Meet the artists who have captured the emotions of our NHS heroes on canvas

Normally when I am painting a portrait I work from life. For me the resulting painting is a record of time spent with the subject, a gradual accumulation of observations, both visual and psychological, which build up into an image.

Obviously this working method is impossible under lockdown, so I was left with working either with photo references or Zooming with Henry to paint the portrait. Zooming proved impossible, since Henry was working long days and far too busy to sit staring a small screen while I stared back at him.

I find photo referencing challenging. Any photo is a partial record of a person: lighting, angle of shot, lens length and a host of other variables all combine to produce wildly differing fleeting impressions, particularly when you are working from someone else’s images and have no control over the input. Working only from photos is also a minefield because you don’t get to know the person as they unfurl to you during sittings. You are flying blind as to their character and how they present themselves to the world.
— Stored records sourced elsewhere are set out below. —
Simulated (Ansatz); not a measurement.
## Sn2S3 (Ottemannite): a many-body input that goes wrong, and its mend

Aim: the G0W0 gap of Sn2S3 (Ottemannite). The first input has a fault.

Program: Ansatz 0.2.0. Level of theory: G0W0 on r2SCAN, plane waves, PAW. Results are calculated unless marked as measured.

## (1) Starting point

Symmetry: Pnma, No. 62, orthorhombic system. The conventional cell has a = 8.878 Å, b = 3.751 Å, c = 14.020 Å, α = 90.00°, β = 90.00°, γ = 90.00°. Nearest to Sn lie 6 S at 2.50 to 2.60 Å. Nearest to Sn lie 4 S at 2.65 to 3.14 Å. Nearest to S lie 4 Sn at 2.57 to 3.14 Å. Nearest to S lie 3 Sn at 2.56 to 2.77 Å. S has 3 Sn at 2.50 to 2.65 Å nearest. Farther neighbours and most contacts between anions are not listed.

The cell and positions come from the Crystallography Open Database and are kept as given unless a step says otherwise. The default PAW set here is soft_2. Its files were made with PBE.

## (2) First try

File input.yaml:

Agreeing to paint Henry’s father helped in this respect, however. The family snaps I was working from showed both the resemblance between father and son, as well as close and happy family relationships, all adding to my hypothesis of the sort of people they seemed to be.

Drawing Henry first seemed to offer a solution. Instead of the portrait being an accumulation of first-hand observations in paint, it became instead an accumulation of processes: getting to know Henry’s face line by line with my pencil, and then introducing abstract colour planes until slowly his face took shape before me.